Of course, nothing like the results just described is remotely possible. Roman Catholic insulation from the external processes necessary to achieve such outcomes prevents that eventuality. The only external source capable of moving the church in the desired direction belongs to the Catholic faithful itself. It alone has the authority to withhold church attendance and contributions till the desired decisions of reform are taken.

Such pressure from the faithful will eventually be applied willy-nilly. That is, the faithful will either wage a purposeful campaign of withholding attendance and financial support in the light of failed church leadership. Or alternatively (and more likely) the once-faithful will be driven away from the church as the realization dawns that a college sports organization possesses sounder moral character than what pretends to be the “Mystical Body of Christ.”

SPIRITUAL STEPS AWAY FROM THE PRIESTHOOD (Pt. 4: Why I Left the Priesthood)

Last week I argued that under the last two popes, the church has proven tone-deaf to completely reasonable arguments against mandatory celibacy. As a result, the end of that requirement and its attendant disasters is as far away as ever. Equally distant seems any practical recognition by the official church of the profound spiritual conclusions inescapably drawn from the ecumenical movement and its powerful expressions over the last century and more.

Closer to our own day, read the current Pope Ratzinger’s reactionary Dominus Jesus (DJ) written in 2000 over the signature of John Paul II. It’s a clear reassertion of a pre-Vatican II vision. Discouragingly it identifies the Roman Catholic Church as representing virtually the only path to salvation. It insults Hinduism, Buddhism and Islam with criticisms about their “superstitious” content. Meanwhile, protestant churches are identified as failing to qualify as “church in the proper sense of the word.” Additionally, Dominus Jesus is totally Eurocentric, and overlooks almost completely not only the documents of Vatican II (e.g. on Revelation, Mission, Ecumenism, and the Church in the Modern World), but also theological developments that have taken place in Latin America, Africa and South Asia, where the majority of church members reside.

This is pretty much the point where I came in nearly 50 years ago, when I took my first hesitant steps towards the priesthood and membership in the Missionary Society of St. Columban. But as indicated in earlier posts, I’ve changed a great deal since then. More importantly so have the Columbans themselves, the church in general, the priesthood – and the world. There is no going back. Attempts to do so as articulated in DJ and elsewhere not only cannot work. They signal as well an irreversible crisis of the Roman Catholic Church, of the priesthood, and of groups like the Society of St. Columban. A crisis is “irreversible” when new consciousness has dawned, problems have been reframed, and old answers prove irrelevant. In the case at hand, nothing less than new forms of church, priesthood and understanding of mission are demanded by the signs of these particular times.

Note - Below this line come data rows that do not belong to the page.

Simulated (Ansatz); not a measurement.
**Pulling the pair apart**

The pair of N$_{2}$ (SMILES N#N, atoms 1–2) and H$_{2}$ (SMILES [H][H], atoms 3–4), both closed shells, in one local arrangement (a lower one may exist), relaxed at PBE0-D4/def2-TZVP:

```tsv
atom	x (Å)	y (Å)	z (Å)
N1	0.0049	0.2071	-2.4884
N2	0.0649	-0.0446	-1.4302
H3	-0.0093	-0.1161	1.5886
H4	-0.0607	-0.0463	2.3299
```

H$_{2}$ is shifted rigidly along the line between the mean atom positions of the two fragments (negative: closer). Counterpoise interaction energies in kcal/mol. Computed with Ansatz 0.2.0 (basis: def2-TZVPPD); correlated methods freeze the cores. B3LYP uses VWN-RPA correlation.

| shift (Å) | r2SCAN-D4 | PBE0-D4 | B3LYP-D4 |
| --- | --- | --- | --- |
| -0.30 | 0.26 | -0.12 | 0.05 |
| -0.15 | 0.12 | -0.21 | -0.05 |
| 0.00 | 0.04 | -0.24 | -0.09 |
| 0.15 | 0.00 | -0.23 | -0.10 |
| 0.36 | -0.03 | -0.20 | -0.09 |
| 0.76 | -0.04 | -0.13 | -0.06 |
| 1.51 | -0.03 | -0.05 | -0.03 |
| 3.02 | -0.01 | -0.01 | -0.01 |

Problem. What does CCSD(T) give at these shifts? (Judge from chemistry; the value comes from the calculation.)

And what would those new forms look like? At the most basic level, they would incarnate a theology and spirituality suggested by Vatican II and its emphasis on the normative value of Sacred Scripture. That means recognizing the reality of the Divine Spirit’s universal revelation. That revelation, I’ve come to understand, is quite simple – “beyond belief,” as Elaine Pagels puts it. Here there is no room for exclusivity in terms of 4th century doctrines and dogmas. Instead, understandings of revelation must connect with personal experience founded on a deep spirituality, and nurtured by practices found in all the world’s Great Religions. Those traditions tell us that all creation is one. The world itself embodies and communicates a Revelation open to everyone. We are brothers and sisters with one another and with life forms in the rest of the universe – which means with everything that is. It’s as simple – and as profound – as that.

The simplicity, profundity and mystery of it all have haunted me since my participation in a seminar at the Atheneum Anselmianum, my second year in Rome. The topic in this very international setting had turned to enculturation – making Christian faith understandable across cultural lines. A young priest from India asked a simple question. “How do you make the uniqueness of Jesus understandable to Hindus? They, after all, believe that every human being is a God-person.” That simple question drove me to examine my faith at the deepest level. I wondered: if I were to translate my Christian faith concept for concept into something truly understandable to Indians, would it come out Hinduism? I still don’t know the answer to that question. I know it’s way more complicated than I suggest. However, my musings sent me on a Merton-like quest to understand what the East had to offer in terms of understanding God and spirituality.

Eventually, all of that brought me to a position I’ve (re?)discovered over the last fifteen years. It’s centralized the practice of daily meditation, but in a form much simpler than the Ignatian method introduced to young Columbans during our “Spiritual Year,” when we all were about 20 years of age.  Other elements include repetition of the mantram (aspirations), reading from the world’s great mystical traditions, training the senses, slowing down, practicing one-pointed attention, putting the needs of others first, and association with those who are following the same spiritual path. It’s all explained quite simply, for instance, in many books by Eknath Easwaran, but especially in his Meditation. However I’ve been drawn to this path, not on someone else’s recommendation, but because my personal experience has shown its effectiveness in terms of changes in my life and behaviour. Absent that, I’d stop the practices.

I sometimes wish that form of spirituality and spiritual formation had been the foundation of my training for the priesthood. In that case, I might still be a Columban, simply because such practice would have resulted in a radically different form of priesthood. Instead, the spiritual direction I experienced in the seminary and especially after ordination was as heteronomos as the (non)instruction offered us about celibacy. For the most part, both were formal, uninvolved and lacking in real insight for young aspirants desiring to lead genuinely spiritual lives. By no means was this the fault of the good men who tried to guide us. It’s just that the prevailing spirituality, the method of prayer and meditation, the books offered for “spiritual reading” and the spiritual practices we followed were all grossly tainted by dogmatism, formality and legalism.

Those are the very characteristics that eventually drove so many of us away from our supposed priestly calling.